Tuesday, March 30, 2021

On Rock Climbing and Journeys

A friend recently discovered that she's an Enneagram 8. Ryan, who has known for a couple years that he's an 8 and has already done the 8 work told her, "The best thing you can do for yourself is to just accept that you're always going to be the one working the hardest... That no one is going to match you." 

When I asked him more about it later he said that he lived in constant frustration in his younger years. He has great work ethic so he'd sometimes think, these jerks are just trying to make me do all the work. I'm not going to do anything tomorrow. And he'd be as lazy as he could for, like, 20 minutes. But then he couldn't do it anymore. It went against his own values so he'd get right back to outperforming everyone else, seething and assuming they were intentionally holding back so he would do their share. 

They weren't. They were just working at their pace, at their level. Now he knows. But it doesn't mean it doesn't still frustrate him sometimes. 

A week or two later he was working on one of our vehicles and I (a type 9) told him, teary eyed, about something that was going on with a friend. She wasn't being mean to me, she just... Well, I told him it seemed sometimes like I was just there in her world, like she doesn't love me as much as I love her. 

This is not the first time he's heard me say this in the 16 years he's known me. 

He stopped what he was doing, looked me in the eye, and said, "She doesn't. She doesn't love you as much. I used to think you just picked bad friends but I don't think so now. I think... Remember how my work was to accept that I'm always going to be the one working hardest? Maybe your work is to accept that you're always going to be the one who loves harder, or who cares more about the relationship." 

And then hot, fat tears started to spill over because I knew with absolute certainty that he was right and I hated it. I still do. I'm working on accepting it and mostly I have but it still hurts. 

At first I felt kind of excited about this revelation and wanted to share it with people. My 8 friend, the recipient of Ryan's 8 advice, totally understood. Everyone else I've told so far has been visibly offended so I don't tell anyone now. 

It's lonely that way. I'm not being mean. I'm not saying they're heartless or bad at expressing love, but that's how they received it... which, I guess, is pretty fair. 

But everyone has their own big thing to accept, right? Like, 1s, people aren't being jerks... They just genuinely don't certain things as being bad/wrong and don't care as much as you about making things right. And 2s, I imagine your path looks a whole lot like my 9 path. And how many 3s did I crush when I was on their team in AWANA games or in PE because I don't care about winning and in fact sometimes feel anxious about winning because I don't want the losing team mad at me?! Or maybe I'm dead wrong about those and shouldn't even try to guess at other types' journeys. 

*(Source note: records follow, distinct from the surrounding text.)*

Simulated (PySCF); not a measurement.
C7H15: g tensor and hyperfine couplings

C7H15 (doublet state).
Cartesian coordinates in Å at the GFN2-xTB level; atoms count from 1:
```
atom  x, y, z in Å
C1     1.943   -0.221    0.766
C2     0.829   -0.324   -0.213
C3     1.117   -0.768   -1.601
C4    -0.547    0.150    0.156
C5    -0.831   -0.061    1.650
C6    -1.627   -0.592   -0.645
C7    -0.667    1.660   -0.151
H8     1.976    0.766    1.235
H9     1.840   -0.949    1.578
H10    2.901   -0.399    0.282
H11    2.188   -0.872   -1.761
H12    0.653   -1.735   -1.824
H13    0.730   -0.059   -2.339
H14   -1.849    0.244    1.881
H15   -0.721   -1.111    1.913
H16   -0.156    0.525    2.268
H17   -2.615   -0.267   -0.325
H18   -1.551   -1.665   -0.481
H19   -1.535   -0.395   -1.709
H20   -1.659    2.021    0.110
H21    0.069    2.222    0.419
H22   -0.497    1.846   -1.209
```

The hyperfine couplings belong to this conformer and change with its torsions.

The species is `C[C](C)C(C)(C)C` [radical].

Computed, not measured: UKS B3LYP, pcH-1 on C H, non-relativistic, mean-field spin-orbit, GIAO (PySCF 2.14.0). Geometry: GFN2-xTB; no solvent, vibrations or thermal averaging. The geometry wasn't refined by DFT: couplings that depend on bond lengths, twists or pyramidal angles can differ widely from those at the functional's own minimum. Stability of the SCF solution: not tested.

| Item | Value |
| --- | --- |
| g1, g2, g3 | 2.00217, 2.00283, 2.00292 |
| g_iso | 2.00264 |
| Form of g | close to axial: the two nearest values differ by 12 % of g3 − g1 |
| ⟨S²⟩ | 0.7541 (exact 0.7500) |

But the most exciting part of this revelation was that beautiful moment of realization that my husband and I are wired so differently but still he manages to get me

And marriage is just the coolest thing to me. I haven't been brave enough to go back and read baby Sara's thoughts on marriage because re-reading my old writing always makes me painfully self-conscious... But I suspect I still have a lot of the same awestruck, starry-eyed wonder about this sacred union. 

Marriage is like indoor rock climbing. We're all on our own path. We each chose a different color route. 

I can see my husband, over there on the blue route, and I can cheer him on. Sometimes we're side-by-side and other times one of us is way ahead of the other. Sometimes I can see things he can't from my vantage point so I'll call over, "Put your left foot back down and then you can cross your right foot in that toe hold so so... Yeah, see? You got it!" 

He can do the same for me. 

I will never know what the blue route is like. Or the red, yellow, green, orange... This is my route and it's the only one I actually feel and experience. Sometimes one of those holds is broken or just spins around on a stripped out screw. I can't know that from all the way over here. 

So my jobs, mostly, are to stick to my own route and to cheer him on. His jobs are the same. 

We work best when we do our jobs. We don't do well when we try to map out the other person's route for them, nor when we isolate ourselves and try to climb alone or feel superior if we come into a stretch where we're ahead. 

We're in this together even if we're on different routes. 

Even when the course gets lonely, we're never alone.